I know that may people dislike their parent at some point but I think that mine father or dad might be more in the crazy area then misunderstood.
You see my father mentally messes with me.

I mean when every I do anything even slightly wrong I get in so much trouble it's not even funny (I once was camping and wanted to make my marshmellow black, so I could have the googy center and he got mad that I don't cook it like him so it's golden brown . Making him mad at me yelled and ranted and then he stormed off). Or when I was smaller he would scare me into odeying him ( he told me and my sister at the age of 4 and 7 when my mom was not looking that if by mistake we cause each other to lose a limb or eye, he would dump the one who caused it on the street and have his family pretent we don't exist!).

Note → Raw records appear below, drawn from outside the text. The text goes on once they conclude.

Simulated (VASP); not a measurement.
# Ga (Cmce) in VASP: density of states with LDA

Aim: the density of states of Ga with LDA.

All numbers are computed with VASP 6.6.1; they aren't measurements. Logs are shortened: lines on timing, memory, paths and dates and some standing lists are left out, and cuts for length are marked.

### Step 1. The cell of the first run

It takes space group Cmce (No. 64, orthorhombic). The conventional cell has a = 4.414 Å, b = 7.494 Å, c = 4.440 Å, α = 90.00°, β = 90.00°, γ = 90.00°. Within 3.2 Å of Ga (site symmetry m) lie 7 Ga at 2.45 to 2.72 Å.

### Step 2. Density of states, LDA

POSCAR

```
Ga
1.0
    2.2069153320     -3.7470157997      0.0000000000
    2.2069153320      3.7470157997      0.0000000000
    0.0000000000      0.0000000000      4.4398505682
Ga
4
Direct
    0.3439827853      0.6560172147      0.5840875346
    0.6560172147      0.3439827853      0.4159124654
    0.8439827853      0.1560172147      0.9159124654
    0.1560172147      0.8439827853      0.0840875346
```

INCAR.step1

Not to forget to mention he disowned me for one of his tools that I didn't even know of ( or touched) going missing! Telling me I was not his child and that I was my mothers kid, and what ever I do is none of his concern, and don't even call him dad or talk to him again.I mean I am not a bad kid , I mean I get great grades, I never been in a fight, or got in trouble, and I get awards. So for the week that follows I don't talk to him and I stay away from him, thinking that he would leave me alone and be happy right? But instead he asks me why I am mad at his and not talking to him...... But later if anything I do is not to his liking he goes on about how I am not his kid, and late rif I win an award or and complimented by someone he takes credit for it.

I know that as a little kid I got really messed up from him, because of his befiefs and ideas. Growing up he tryed to make me believe that all [Edited by PSY: Removed specific racial group in order to avoid triggering other members.] will kill me ( seriously thats what he told me!). Or his belief that you should spank or hit your kid to make them obey you, along with his almighty belief that kids should be seen but NOT heared. Also he would pretent he was leaving us, make me cry. Then in the morning go to a coffee shop or sleep in the basement and make me think that he was really gone ( he did this so many times that now I don't care if he leaves anymore!). And he now can't understand why I don't feel pity for him any more, or why I don't take his side when he complains about my mom or sister ( WHICH IS THE ONLY THING HE WISHES TO TALK ABOUT!).

So growing up I was told not to talk, and do only what he says ( mostly cook all his food for him and serve him. Of course my mother believed differently and would fight with him on the issues ( she's the reason I am an okay and not a really messed up child), which would result in my dad to start throwing things like plates or books, or anything really.

At the moment my dad things that me and my mother are ploting against him, and thinks that when ever we are laughing ( having fun) , that we are making fun of him. Also he will say one moment to my sister face ( since she moved out, and forgot most of the mean things he done) that she is the only nice person to him. Then when she leaves starts saying shes a b****!

I just can't stand my dad, and whenever he is near I get mad and angry at him since my dad is usually sick and will claim that I will make him cry or have a heart attack, if I ever tell him how I feel in the slightest. I mean even when I am beign nice he thinks I am yelling at him or being mean!

Once one of the pet birds water botttle fell off the cage, and I never notice and at the time a was to short and little to do anything if I did notice. Anyway the bird died ( it was about 30 years only anyway, 15 years past its expected life span), and my dad told me that he would KILL me ( beat the s*** out of me) if another bird died like this. I know that this was not and understantment because all my life he cared more for the birds than me( he never cared if I got hurt as a kid , but he would feed the bird all kids of treats and friuts) and he told me this dead serious when my mom wasn't home.

Overall I want to know if I am a bad person becasue I don't like my dad, and I am happier away from him. And if there is anything I can do, to help the problem I have with him

Note: Because of debts he ran up, my mom can't spit up with him.

Last edited by PSY; February 23rd 2012 at 10:38 PM. Reason: Removed specific racial group in order to avoid triggering other members.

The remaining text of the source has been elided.